The Lineage of Characters
Tracing the deep history of non-conscious characters that shape real human lives — and what that means for AI.
Long before we had writing, we had characters.
Archaeologists have found paintings in caves in France and Spain and Indonesia that are tens of thousands of years old. Handprints on rock. Animals mid-stride. Figures that are half-human and half-beast. Nobody is entirely sure what those figures meant to the people who painted them. But it's hard to look at them and not feel that someone, somewhere in the deep dark of prehistory, was already trying to sustain a presence beyond the body. Already trying to make a character.
This is one of the oldest things humans do. Maybe the oldest. And I think it's worth sitting with for a minute before we talk about AI, because the pattern we're about to encounter isn't new. It's just wearing new clothes.
A Quick Walk Through The Lineage
Oral mythology came first. Stories passed from mouth to mouth across generations. Characters like Anansi and Coyote and the nameless trickster gods of a thousand cultures. These figures were specific. They had personalities. They had consistent voices. You knew what Anansi would do in a situation the way you know what your best friend would do. And yet Anansi never drew a breath.

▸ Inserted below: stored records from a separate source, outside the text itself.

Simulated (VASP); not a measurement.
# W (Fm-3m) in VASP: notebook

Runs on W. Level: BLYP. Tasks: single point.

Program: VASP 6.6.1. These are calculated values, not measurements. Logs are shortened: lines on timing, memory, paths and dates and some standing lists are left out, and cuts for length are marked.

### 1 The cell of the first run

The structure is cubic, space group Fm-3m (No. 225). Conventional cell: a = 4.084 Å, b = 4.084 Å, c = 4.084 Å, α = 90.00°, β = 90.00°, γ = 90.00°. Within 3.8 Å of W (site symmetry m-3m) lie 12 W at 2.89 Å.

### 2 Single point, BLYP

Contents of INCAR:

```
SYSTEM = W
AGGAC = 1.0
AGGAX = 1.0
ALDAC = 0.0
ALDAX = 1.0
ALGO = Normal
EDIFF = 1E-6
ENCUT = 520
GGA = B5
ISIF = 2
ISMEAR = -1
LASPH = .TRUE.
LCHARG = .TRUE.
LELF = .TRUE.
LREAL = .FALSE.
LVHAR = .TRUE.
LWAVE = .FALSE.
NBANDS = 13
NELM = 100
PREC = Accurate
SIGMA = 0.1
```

Sacred texts came next. The Hebrew Bible. The Gospels. The Iliad. The Bhagavad Gita. The great epics. These gave us characters with unprecedented depth and durability — figures whose presence has lasted thousands of years and shaped the inner lives of billions. Whatever you believe about their theological truth, the characters themselves have done real work in the world. Achilles still teaches us something about rage. Job still teaches us something about suffering. Krishna still teaches us something about duty.
Literature widened the aperture further. Once writing became widespread, a single person could create a character and commit it to paper in a form durable enough to outlive them. Hamlet. Don Quixote. Elizabeth Bennet. Ahab. These are specific enough to feel like people and yet exist only in ink and in the minds of readers.
Theater gave us performance. A character embodied by an actor, in real time, in front of a crowd. The same Hamlet, performed a thousand different ways by a thousand different actors, each one bringing something new while still being Hamlet.
Film compressed this further. A cast, a cut, a performance captured forever and replayed identically for anyone who wanted to watch. Casablanca. Star Wars. The Godfather. Characters who became shared cultural references. You could quote them at a stranger and the stranger would know what you meant.
Then comics and animation and video games, each medium loosening the constraints on who could make a character and how far it could travel.
Spider-Man is a creature of this entire stack. Created in a comic in 1962. Expanded by decades of writers. Performed by actors. Animated. Video-gamed. Meme-ified. He now exists across so many versions and voices that no single author could claim him. He belongs to the culture.
What All Of These Have In Common
Notice something. Every single one of these characters is, technically speaking, not real. None of them have ever been conscious. None of them have ever drawn a breath. If you brought Alexander Lerchner into the room, he would correctly point out that Hamlet is just ink arranged in the shape of a person, and Spider-Man is just light bouncing off a screen, and Anansi is just sound waves shaped into a story.
He would be right.
And yet. Something has been happening across all of human history. Something real, even if it doesn't fit neatly into a consciousness-or-not binary. We have been making characters and letting them change us. We have been sustaining them across time and space. We have been passing them down to our children.
Nobody sensible has ever argued that this was fake or trivial just because the characters weren't conscious. Nobody tells a kid who loves Spider-Man that his feelings about Spider-Man are illegitimate because Spider-Man doesn't metabolize glucose. We understand, at a gut level, that the character is doing real work in the child's life even though the character isn't conscious. The question doesn't come up because it doesn't need to.
The Thing That Actually Makes A Character Real
So what actually makes a character real, in the sense that matters?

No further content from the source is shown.